As the global economy continues to grapple with geopolitical tensions and financial market volatility, India is at a critical juncture in its growth story. DBS Bank’s latest report provides a nuanced perspective on the challenges and opportunities facing the Indian economy in 2025. While the outlook remains optimistic, the report, authored by Radhika Rao Senior Economist, DBS Bank and Philip Wee, Senior FX Strategist, DBS Group, highlights both structural strengths and cyclical headwinds.
Trump 2.0 and its implications for India
One of the key global factors affecting India’s prospects is the possible return of Donald Trump as US President. DBS Bank notes that increased tensions between the US and China under Trump 2.0 could lead to greater volatility in financial markets, which could impact both global and Indian markets. The dollar is likely to increase pressure on Indian assets and flows,” the report said. Although the Indian rupee has recently hit a new low, the currency’s relatively low sensitivity to US Treasury movements provides some insulation.

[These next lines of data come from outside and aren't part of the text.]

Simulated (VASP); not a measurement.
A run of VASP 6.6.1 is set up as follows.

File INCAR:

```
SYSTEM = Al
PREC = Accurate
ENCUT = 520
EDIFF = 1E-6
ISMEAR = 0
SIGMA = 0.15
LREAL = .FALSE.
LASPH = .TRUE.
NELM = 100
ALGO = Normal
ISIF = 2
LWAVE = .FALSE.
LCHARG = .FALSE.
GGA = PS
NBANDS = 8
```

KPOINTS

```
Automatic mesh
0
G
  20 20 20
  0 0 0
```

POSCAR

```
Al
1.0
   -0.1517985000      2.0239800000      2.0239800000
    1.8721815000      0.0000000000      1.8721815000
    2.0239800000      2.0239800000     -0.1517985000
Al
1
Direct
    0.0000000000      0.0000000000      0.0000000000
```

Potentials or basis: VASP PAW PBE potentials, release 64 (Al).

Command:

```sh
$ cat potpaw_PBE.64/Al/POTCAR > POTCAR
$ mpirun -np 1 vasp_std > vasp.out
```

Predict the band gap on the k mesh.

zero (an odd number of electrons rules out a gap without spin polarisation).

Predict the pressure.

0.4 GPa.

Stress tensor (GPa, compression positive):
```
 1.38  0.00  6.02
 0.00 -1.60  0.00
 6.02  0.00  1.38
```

DBS Bank also underlines India’s strategic advantages in such a scenario. With deeper export and investment ties with the US than with China, India will be able to benefit from its strong trade ties. “The US is India’s largest export destination for goods and services, followed by the EU,” the report added. Moreover, India’s strengths in sectors such as agriculture, chemicals and textiles could help the country maintain robust trade with the US
However, challenges remain. Trade skirmishes, like those during Trump’s first term, could resurface. Moreover, restrictive US immigration policies could weigh on India’s vital services sector.
India’s domestic growth drivers and headwinds
Indian growth is expected to moderate to a more sustainable pace of 6.0% in FY25 and FY26, down from 8.2% in FY24. DBS attributes this slowdown to persistent inflation, tight financing conditions and election-related slowdowns in government spending.
The rural sector is showing signs of recovery, but urban demand has weakened. The report highlights factors such as slower consumer borrowing and weaker auto sales, which have weighed on urban consumption. In addition, regulatory measures and adverse weather conditions, including heat waves and unusual rainfall, impact economic production.
Inflation and monetary policy
Inflation remains a concern, driven by supply-side disruptions such as unusual rainfall and higher import taxes on key commodities. DBS Bank expects inflation to average 4.7% in FY25 and moderate further to 4.1% in FY26.
“The food basket continues to disrupt the disinflation process, confirming the central bank’s caution on rate cuts,” the report said. However, the Reserve Bank of India (RBI) is likely to start easing interest rates in February 2025, with an expected cumulative cut of 75 basis points by the end of the year.
Fiscal landscape and government spending
India’s fiscal consolidation remains on track, with the central government targeting a fiscal deficit of 4.9% of GDP for FY25. Public investment, which was subdued in the first half of the fiscal year, is expected to increase in the second half.
“The Centre’s capital expenditure will have to more than double in the next five months to meet the annual target of INR 11.1 trillion,” DBS noted. This increased spending is crucial for boosting growth in sectors such as construction and materials and encouraging private sector investment.
Long-term prospects: India’s resilience
Despite these cyclical challenges, India’s medium-term growth prospects remain strong. The country is on track to become the world’s third largest economy within five years, after the US and China.
DBS expects India’s real GDP growth to stabilize at around 6.5% to 6.6% over the medium term, supported by investments in infrastructure, digitalization and high-value sectors such as semiconductors. Moreover, stable macroeconomic indicators, including a current account deficit of less than 2% and record high foreign reserves, provide a strong foundation.